Price Paid: $999 CDN
Purchase at: Future Shop
– Records on 3 out of the 4 popular consumer formats (-R/RW, +RW; I don’t consider DVD-RAM to be a “popular” consumer format)
– The first Sony progressive DVD player that does NOT have the chroma upsampling error!!
– Excellent de-interlacer; able to handle the bad-edit problems in TV series that are shot on film.
– No +R recording support.
– No +VR support on +RW discs. (ie. You can’t perform advanced editing features such as adding chapters)
– No MP3 playback.
– Resume feature is very limited (once the disc is ejected, the resume memory is lost)

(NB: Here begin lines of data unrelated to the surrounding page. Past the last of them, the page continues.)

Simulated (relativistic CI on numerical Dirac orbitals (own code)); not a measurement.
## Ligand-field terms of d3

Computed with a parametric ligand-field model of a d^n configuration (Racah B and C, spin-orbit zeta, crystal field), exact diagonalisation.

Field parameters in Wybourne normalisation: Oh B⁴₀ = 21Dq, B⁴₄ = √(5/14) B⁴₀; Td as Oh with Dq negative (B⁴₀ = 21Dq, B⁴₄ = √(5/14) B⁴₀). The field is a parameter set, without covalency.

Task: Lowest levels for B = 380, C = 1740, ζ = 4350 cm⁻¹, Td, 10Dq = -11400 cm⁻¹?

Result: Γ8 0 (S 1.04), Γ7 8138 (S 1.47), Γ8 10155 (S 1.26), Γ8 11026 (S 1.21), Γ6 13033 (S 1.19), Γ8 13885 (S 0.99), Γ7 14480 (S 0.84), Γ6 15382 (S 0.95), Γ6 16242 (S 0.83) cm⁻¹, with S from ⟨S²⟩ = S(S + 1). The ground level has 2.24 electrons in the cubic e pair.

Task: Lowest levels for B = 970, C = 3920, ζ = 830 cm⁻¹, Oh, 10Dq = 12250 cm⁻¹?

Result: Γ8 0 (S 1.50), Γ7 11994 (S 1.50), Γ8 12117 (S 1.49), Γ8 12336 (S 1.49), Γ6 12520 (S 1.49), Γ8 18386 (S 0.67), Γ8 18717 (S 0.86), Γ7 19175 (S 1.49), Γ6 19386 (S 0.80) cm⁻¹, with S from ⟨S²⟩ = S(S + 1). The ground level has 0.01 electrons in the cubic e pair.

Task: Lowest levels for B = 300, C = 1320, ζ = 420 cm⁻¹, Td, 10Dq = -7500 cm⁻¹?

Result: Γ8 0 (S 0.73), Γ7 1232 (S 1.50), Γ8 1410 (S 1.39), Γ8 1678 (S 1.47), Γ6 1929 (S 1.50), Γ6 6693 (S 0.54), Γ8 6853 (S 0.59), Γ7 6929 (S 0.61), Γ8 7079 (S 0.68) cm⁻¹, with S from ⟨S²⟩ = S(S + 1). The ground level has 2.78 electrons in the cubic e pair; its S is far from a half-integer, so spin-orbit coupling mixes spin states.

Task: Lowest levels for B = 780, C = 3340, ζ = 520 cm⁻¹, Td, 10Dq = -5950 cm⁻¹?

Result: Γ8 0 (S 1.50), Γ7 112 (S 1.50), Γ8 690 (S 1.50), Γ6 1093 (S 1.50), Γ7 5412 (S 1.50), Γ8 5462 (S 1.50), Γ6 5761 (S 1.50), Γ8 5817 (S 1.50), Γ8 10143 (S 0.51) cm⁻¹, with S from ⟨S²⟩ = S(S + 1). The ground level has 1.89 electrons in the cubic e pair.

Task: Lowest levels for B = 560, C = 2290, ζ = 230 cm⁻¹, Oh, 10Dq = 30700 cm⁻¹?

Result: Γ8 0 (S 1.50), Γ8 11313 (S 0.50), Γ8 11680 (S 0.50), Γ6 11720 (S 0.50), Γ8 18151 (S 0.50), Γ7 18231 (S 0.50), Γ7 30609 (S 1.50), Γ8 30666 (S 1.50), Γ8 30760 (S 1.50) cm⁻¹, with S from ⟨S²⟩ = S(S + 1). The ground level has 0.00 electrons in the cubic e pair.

– “Play” on-screen-display is shown whenever a layer-change happens – very annoying!
– Sync-Record doesn’t seem to work with Bell ExpressVu receivers.
I’ve been holding off on buying a DVD Recorder this year, as they’re still in that “early adopter” stage and have a few bugs to work out. However, when I saw that Future Shop dropped the price of this unit from $1299 CDN to $999, I had to pick it up for an evaluation. (Thank goodness for their 30-day no-questions-asked return policy!)
Before buying, I asked the salesperson if the unit played MP3 discs, since that capability wasn’t shown on the display. Without hesitation, the salesguy responded with a resounding “Yes!”. Naturally, when I brought the unit home, the first thing I tried playing on it was an MP3 disc. To my dismay, it did not work. Big disappointment, I’ll take 10 points off the score right there. Come on, Sony! Every single DVD player out today plays MP3 CDs! If I’m going to spend $1000 on a unit, it had better do everything that a $60 unit does!
Anyway, I proceeded with the choma upsampling error (CUE) test. CUE is a defect in many DVD MPEG decoders that causes striping or banding in strong colors (especially red). You can read more information about it at www.hometheaterhifi.com. Sony has a terrible reputation with all their progressive scan players having the CUE bug. I used the TRON DVD as the test platform, as it’s filled with lots of red lines on the characters, vehicles and sets. To my pleasant surprise, I found the CUE bug to be non existent in this unit! Excellent job, Sony! Plus 10 points!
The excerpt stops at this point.